The Flight of Gemma Hardy by Margot Livesey is a modern re-write of Charlotte Bronte’s Jane Eyre set in twentieth century Scotland.
Livesey purposely follows the plot line of Jane Eyre quite closely for most of the book, including little details along the way that readers of Jane Eyre will recognize — like beginning the book with a near identical sentence and matching weather conditions to the beginning of Jane Eyre. In the opening of The Flight of Gemma Hardy we meet the orphaned Gemma as she is coping with the death of her uncle and the subsequent rejection by her aunt and cousins. Not surprisingly, Gemma is sent away to a nasty school for girls in the Borders of Scotland.
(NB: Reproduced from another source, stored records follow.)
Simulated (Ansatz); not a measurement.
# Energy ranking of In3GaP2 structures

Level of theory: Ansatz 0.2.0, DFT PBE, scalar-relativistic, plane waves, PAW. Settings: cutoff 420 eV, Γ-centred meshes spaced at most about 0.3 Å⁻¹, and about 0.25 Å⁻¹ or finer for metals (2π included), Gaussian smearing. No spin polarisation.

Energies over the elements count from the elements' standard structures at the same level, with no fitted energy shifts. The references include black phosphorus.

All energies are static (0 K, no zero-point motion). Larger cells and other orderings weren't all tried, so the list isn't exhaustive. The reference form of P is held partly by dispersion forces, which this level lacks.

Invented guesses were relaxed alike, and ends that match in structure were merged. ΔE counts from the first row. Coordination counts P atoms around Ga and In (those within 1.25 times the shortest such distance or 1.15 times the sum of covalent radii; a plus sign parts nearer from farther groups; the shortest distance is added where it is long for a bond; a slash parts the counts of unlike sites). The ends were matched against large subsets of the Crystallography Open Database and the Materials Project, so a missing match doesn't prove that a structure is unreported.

The time Gemma spends at the girls’ school is difficult and depressing. Despite the harsh circumstances, Gemma manages to get an education for herself and to make a friend or two along the way. Eventually the girls’ school closes and Gemma is forced to find a job to support herself. After sending out numerous inquires, Gemma finds employment as a tutor to a motherless child residing at Blackbird Hall in the Orkneys.
It is at this point in the book, when Gemma moves to the Orkney islands, that the descriptions of the Scottish countryside begin to appear and one really notices that this book is set in Scotland. Gemma heads to a farming community in the northeast part of the main island where Blackbird Hall is situated. Once at Blackbird Hall Gemma must win the trust of her charge, a wild youngster named Nell. Over time Gemma gets to know the other staff in the house and their families. Eventually the elusive Mr. Sinclair, Gemma’s true employer, comes to Blackbird Hall to visit his niece, Nell, and check on the progress she is making with her new governess.
Knowing the plot of Jane Eyre, we know that Gemma and Mr. Sinclair fall in love, and, of course, have a major falling out which results in Gemma’s moving away from the island back to the mainland. At this point the plot line diverges a bit from what we would expect. Gemma is taken in by two middle-aged women in the town of Aberfeldy and eventually finds tutoring work there. Like Jane Eyre she is drawn into a relationship with a young man but there is a different twist to how it unfolds. Part of this unfolding involves her deep interest in Iceland, the land of her mother’s birth, and her longing to return there to see where she herself spent several years as a young child. Of course the book must end with a similar conclusion to that of Jane Eyre which means Gemma gets back together with Mr. Sinclair. Livesey throws in a little feminist-sounding twist to the very end bringing the story of Jane Eyre truly into the modern age.
“Meanwhile she punched down the dough and asked what the Borders were like. I told her about the soft, rounded hills, the remains of volcanoes — volcanoes in Scotland, she exclaimed — and the green fields. I described the abbeys the regular girls had visited on school trips, and Sir Walter Scott’s house.”
Travel Notes: this book would be ideal for reading while traveling in the Borders, during a visit to the Orkneys, or a stay in Perthshire.